At first glance, the Veraz Networks (VRAZ)- Dialogic merger, announced at market close yesterday, appears to be a marriage of convenience, if not necessity: The deal came the same day Veraz reported a first-quarter loss of $5.2 million, compared to losses of $4.1 million in the year-ago period, and a 14 percent drop in revenue. Veraz executives acknowledged in an SEC filing that a merger is necessary now because it needs higher revenue and profits to “absorb costs of being a public company.” Veraz also said it needs a broader product line “to be more relevant and important to our customers.”
“We’ve been outspoken over the last year that being a public company with an average annual run rate of $80 million is a challenging proposition,” added Dawn Hogh, in a phone interview with VON/xchange, “especially when folks like Nortel are going bankrupt.”
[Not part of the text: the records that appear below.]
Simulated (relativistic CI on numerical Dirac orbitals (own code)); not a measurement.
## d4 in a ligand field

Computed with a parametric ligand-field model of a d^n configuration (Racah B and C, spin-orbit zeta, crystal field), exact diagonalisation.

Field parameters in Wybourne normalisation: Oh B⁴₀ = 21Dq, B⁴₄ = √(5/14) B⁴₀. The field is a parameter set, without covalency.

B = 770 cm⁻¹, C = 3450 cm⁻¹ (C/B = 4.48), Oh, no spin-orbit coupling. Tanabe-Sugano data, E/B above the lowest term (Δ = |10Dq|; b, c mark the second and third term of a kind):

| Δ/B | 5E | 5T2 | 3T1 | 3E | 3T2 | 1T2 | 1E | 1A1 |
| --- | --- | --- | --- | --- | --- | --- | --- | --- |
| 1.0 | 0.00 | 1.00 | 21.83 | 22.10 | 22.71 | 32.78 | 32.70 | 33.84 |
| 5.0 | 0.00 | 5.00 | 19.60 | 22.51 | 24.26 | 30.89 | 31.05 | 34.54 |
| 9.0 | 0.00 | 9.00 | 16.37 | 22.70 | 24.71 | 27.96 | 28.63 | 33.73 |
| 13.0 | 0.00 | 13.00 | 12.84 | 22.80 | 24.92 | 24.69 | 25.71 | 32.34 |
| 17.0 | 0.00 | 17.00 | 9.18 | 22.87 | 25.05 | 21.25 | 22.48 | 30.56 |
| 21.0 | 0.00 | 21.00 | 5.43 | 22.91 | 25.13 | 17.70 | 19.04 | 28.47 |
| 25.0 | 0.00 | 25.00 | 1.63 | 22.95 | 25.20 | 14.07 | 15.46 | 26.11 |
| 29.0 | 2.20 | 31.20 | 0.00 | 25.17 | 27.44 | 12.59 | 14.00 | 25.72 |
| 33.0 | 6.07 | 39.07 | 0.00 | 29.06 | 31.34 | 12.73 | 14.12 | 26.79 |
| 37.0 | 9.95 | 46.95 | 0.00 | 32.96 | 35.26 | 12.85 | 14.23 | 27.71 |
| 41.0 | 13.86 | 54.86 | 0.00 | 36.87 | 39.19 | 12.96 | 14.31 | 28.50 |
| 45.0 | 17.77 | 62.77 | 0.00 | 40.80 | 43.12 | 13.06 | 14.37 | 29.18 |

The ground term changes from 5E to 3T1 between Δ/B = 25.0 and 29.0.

On closer inspection, though, the deal brings together two specialized IP software and gear providers in a combination that should benefit operators looking at a deluge of bandwidth demands, particularly for data over mobile networks. The merged company, which will operate under the Dialogic name (and trade on the Nasdaq under a ticker symbol yet to be determined), brings many of the advantages of all-IP networking infrastructure and tools, including bandwidth optimization, without the legacy boxes (switches and routers) and baggage associated with large, established, network infrastructure providers.
Moving Up the Stack
Veraz grew up in the voice space, and has been seeking an entrée into data services; Dialogic has a strong legacy voice business as well, but has already moved into the mobile video sector. The combination, said Dialogic vice president of sales Kevin Cook, will “help us provide more of an end-to-end solution that will enable our service-provider customers to create profits from voice, video, and data services.”
In practical terms, that means the addition of Veraz gives Dialogic the switching infrastructure, security and bandwidth optimization to layer around the media gateways and media servers it has been acquiring and developing over the last few years. In competitive terms, it enables Dialogic, which has mainly sold media gateways and signaling technology, to potentially move up the stack and provide a more complete line of softswitches and application platforms.
And that’s good for service providers because it adds another option to a relatively limited mix of next-generation IP infrastructure vendors. Dialogic can now offer mobile operators, for example, not only service control and management software, but also the transport layer, backhaul, and so on.
With its emphasis on bandwidth optimization, Veraz has historically done 80 percent of its business outside the U.S., in emerging markets. But under current growth scenarios, capital-constrained operators in developed markets are also facing the same challenges: squeezing additional capacity out of existing resources today, and delivering rich mobile applications over more complex 4G networks tomorrow.
“We do see this as a new way to look at customers’ networks,” said Hogh. “People tend to focus on ‘This is a voice company,’ ‘This is a data company,’ or ‘a video company.’ At the end of the day it’s all sessions, and you need to understand what type of session it is, and still be able to do all the transport, control, and services, in a single infrastructure.”